Parental Adjustment to Early Adolescent Communication

Parental communication with an adolescent is more complex than with a child.

Along with common developmental changes of Early Adolescence (around ages 9 – 13) like more personal disorganization, increased negativity, passive and active resistance, and testing limits to see what can be gotten away with, can come some changes in spoken language too. These can require a certain amount of adjustment for a parent when they significantly depart from how the child used to communicate to them before.

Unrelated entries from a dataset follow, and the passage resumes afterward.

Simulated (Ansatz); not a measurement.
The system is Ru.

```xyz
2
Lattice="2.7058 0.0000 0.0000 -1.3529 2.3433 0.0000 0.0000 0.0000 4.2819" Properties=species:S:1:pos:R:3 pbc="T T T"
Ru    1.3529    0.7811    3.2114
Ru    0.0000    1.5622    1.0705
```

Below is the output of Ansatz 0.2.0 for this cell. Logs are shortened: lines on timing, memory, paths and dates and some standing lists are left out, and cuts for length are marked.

Six common changes that come to mind are more Inattention, desire for Privacy, Temptation to Lie, along with what I call ‘Tough Talking,’ ‘Talking in Code,’ and ‘Aversion Conversions.’ Take them one at a time.

INATTENTION

More complexity within one’s growing self (puberty, for example) and within one’s enlarging world (secondary school, for example) combine to create a more distracting life experience where focusing on any one thing very long is much harder to do. One skill that momentarily often falls casualty to this this system overload is listening. What parents find is that it’s harder to get the young person’s full and undivided attention, while memory of what they said is harder for the young person to retain. Parents can get frustrated on both counts. Usually, the early adolescent is not being deliberately disrespectful. Rather, paying close and sustained attention to any one thing is simply more difficult now because all available information processing circuits are already so busy, often in overload. It’s just harder for parents to get through. What parents need to do at this juncture is more checking on whether and how their verbal communication was received. “Could you please tell me what you just heard me say so I know you received my message.”

PRIVACY

While the child wanted to be well known by parents for closeness sake, the adolescent wants to be less known by parents for independence sake. Along with some diminishing tolerance for physical affection from and with parents, there is also the beginning of more social distance as the young person starts creating a more separate personal world and competing family and peers. Now the parental task is a delicate one – respecting this increased need for privacy by not prying or invading, while letting the young person understand that parents don’t keep well in the dark. Ignorance causes them to worry and react out of fear which generally doesn’t work well for anyone as they become more anxious and controlling. So they can explain: “We need to know enough about what is going on in your life to feel assured that you are okay, and to that end these are the kinds of information that we want you to regularly report and respond to when we ask.”

LYING

There are two major awakenings to personal power that occur in early adolescence -- to their power to Consent and to their power to Inform.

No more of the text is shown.